How fascinating. How fun. How infuriating. Not even the faintest recognition of the torment we endure. They taunt the hungry thousands. “Let them eat South Gate Bundt Cake,” I imagine Final Fantasy brand manager Yoshinori Kitase smirked before clicking Publish on the post (I pretend he’s the one that writes them).
And so that day I declared: Let my fantasies of experiencing Alexandria in full 3D be final. So what if Square Enix refuses to announce a modern remake? You know what we do have? Final Fantasy 9. The one that’s real and that you can play right now.
An Uncomfortable Thought
Seven days ago I jumped into my Steam version of Final Fantasy 9 with all intentions to beat the game (something I hadn’t done since 2004!). But I was only a few hours in when I caught myself thinking, I’m not having fun.
This wasn’t the first time I’d felt this way. I’d attempted multiple playthroughs in the past and bounced off the game each time. Previously, I’d always have an excuse for giving up. I don’t have the time right now. I’ve started other games that I have to finish first. This time was different, though. For the first time, I considered that maybe the problem didn’t lie with me.
Hold on, is Final Fantasy 9 shit?
I wasn’t enjoying this at all. Every animation took… too… long… to… start… up… and… play… through… to… its… end. Fights forced me to sit through a seconds-long swirl animation followed by a sweeping camera shot of the battle area and all parties involved. Then I had to wait for ATB bars to fill up before taking an action, and each acion had its wind up and execution frames. Even winning meant a victory dance that ended with an annoyingly slow fade to black.

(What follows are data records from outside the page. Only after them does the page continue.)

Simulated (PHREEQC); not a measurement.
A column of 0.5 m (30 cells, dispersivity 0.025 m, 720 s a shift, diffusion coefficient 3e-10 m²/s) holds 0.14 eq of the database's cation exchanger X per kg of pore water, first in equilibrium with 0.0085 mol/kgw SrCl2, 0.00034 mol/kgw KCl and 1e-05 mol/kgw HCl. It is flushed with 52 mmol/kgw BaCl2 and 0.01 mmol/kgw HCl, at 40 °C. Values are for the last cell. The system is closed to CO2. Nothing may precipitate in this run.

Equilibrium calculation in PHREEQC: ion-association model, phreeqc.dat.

The most maddening part: all the random battles. Imagine sitting through 10 seconds of actual play wrapped up in 30 seconds of visual effects fluff, then once it’s all over, every step you take threatens to make you do it all over again.
I’m aware that the PC port of Final Fantasy 9 comes with a fast forward feature, though from what I can tell it isn’t explained anywhere in game. Turning it on certainly helps make the game’s long animations more tolerable, but its implementation feels awkward and poorly planned. First, it applies to the entire game, not just battles, so unless you want Zidane to crash across the world map like Sonic the Hedgehog zoinked out on sugar, you have to constantly toggle the feature off and on. Second, there’s no way to adjust the magnitude of the speed boost. I didn’t want to skip past animations entirely; I just wanted to give them a kick in the rear.
A Whole New World
Things have changed a lot since Final Fantasy 9 was first released. We swapped out bulky CRT televisions for flatscreen LCDs decades ago. The phones in our pockets are hundreds of times more powerful than the console that Final Fantasy 9 was designed for. We players have changed, too. In 2000, I was juggling the excitement of hunting down Kuja with the nervousness of going to junior high; now I have a wife and a kid to care for and a mortgage and bills to pay. There is almost no way Final Fantasy 9 makes it through this 25-year time portal unscathed.
The good news is that while the combat commits unforgivable sins against the player’s free time, almost everything else about Final Fantasy 9 holds up. Zidane is still the series’ most likable lead. He’s charismatic and energetic, with a strong sense of empathy and justice. The rest of the main cast is equally delightful; each has a distinct personality and motivations that make them worth investing emotionally in them. Even Quina, who barely factors in the overarching plot, helps keep things from getting too grave through their slapstick side adventures.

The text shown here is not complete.